A study by ECU’s School of Business and Law Associate Professor Denise Jackson and Griffith University’s Professor Ruth Bridgstock compared the measures used in Australia’s Graduate Outcomes Survey (GOS) with measures in similar countries, including the United Kingdom, the United States and Ireland.

The GOS is completed by Australian graduates four months after completing their course and is used to compare Australian universities on the Quality Indicators for Learning and Teaching (QILT) website.

Data and rankings from QILT are commonly used in university marketing campaigns and by potential students and parents when choosing universities.

Associate Professor Jackson and Professor Ruth Bridgstock outlined three major flaws with the Australian surveys:

  1. Too much emphasis on full-time employment
  2. Graduates are surveyed too early in their transition to work
  3. The survey devalues graduates’ social, cultural and economic value

Too much emphasis on full-time employment

In most occupations the future of work does not involve full-time work for the rest of your life, Associate Professor Jackson said.

“Our measures of success have been overly simplified into getting a full-time job or not,” she said.

“In fields like engineering, commerce and IT, full-time employment is the norm for most graduates, however that’s not the case in all fields.

“In the creative industries and humanities, there are very few full-time or graduate-level positions and even successful, experienced artists navigate careers characterised by part-time roles, fixed-term contracts and self-employment.”

Surveying graduates too early

The research concluded that Australian graduates are surveyed too soon after graduation (just four months) to get an accurate measure of the employment outcomes of their study.

Associate Professor Jackson suggests Australian graduates’ employment status should be measured 12 to 18 months after graduation.

“To get a better picture of employability we should be waiting longer to ask those questions about graduates’ job outcomes,” she said.

The United Kingdom surveys students 15 months post-graduation and those results present a more accurate picture of employment, according to ECU’s research.

Devaluing the social, cultural and economic value of graduates

Placing so much emphasis on employment as a result of university study can create an unrealistic measure of graduates’ success, Associate Professor Jackson said.

“There are many important skills and attributes built during study that aren’t measured in employment, including critical thinking, self-confidence and self-esteem,” she said.

“A university education is so much more than simply getting a job in a specific field. As a society we should be looking at how it prepares people for a range of jobs, including those that may not have even been invented yet.

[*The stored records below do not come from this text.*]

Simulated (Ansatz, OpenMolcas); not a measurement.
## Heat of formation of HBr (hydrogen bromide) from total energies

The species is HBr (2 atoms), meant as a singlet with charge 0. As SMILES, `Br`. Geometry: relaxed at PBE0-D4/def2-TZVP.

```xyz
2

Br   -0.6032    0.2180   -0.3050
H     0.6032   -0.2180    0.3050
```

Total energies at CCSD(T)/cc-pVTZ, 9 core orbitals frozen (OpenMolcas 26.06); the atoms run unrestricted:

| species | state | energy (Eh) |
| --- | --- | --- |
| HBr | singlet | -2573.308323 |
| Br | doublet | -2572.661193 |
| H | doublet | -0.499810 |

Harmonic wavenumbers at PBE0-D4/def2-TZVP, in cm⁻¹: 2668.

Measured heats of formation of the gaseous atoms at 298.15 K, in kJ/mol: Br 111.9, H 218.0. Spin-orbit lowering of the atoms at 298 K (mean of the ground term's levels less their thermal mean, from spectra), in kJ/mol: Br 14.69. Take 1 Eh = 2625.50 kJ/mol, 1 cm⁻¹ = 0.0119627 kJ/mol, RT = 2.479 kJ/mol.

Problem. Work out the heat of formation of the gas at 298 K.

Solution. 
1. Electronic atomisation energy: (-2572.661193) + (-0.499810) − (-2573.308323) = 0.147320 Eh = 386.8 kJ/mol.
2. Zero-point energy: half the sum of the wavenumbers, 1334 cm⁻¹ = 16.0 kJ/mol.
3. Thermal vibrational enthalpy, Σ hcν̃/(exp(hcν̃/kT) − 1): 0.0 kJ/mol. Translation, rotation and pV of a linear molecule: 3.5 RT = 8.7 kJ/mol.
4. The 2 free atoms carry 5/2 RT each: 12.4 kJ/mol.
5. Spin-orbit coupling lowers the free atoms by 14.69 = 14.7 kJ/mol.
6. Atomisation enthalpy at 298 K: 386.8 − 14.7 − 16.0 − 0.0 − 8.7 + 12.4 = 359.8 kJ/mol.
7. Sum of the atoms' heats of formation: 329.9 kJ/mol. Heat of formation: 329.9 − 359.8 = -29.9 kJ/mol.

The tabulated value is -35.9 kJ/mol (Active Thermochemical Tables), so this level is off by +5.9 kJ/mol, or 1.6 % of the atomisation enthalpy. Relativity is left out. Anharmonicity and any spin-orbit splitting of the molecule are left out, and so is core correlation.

“We need to know that universities are developing graduates who are socially engaged, active citizens that are environmentally responsible and will enhance national well-being”

A better measure?

The proportion of graduates working the number of hours that they want to, in the field they want to and achieving meaningful career satisfaction would be a better measure of post-study success, according to Associate Professor Jackson.

“We should take into account graduates’ motivation for studying and their career goals,” she said.

“There are plenty of students who aren’t starting a degree with the purpose of working full time and this metric would measure that.

“Additionally, the future of work in most occupations isn’t a full time job that you do for the rest of your life -- it’s part-time, it’s contract work and it’s gig work.”

‘Evidencing student success in the contemporary world of work: renewing our thinking’ was published in Higher Education Research and Development and can be accessed at the journal’s webpage.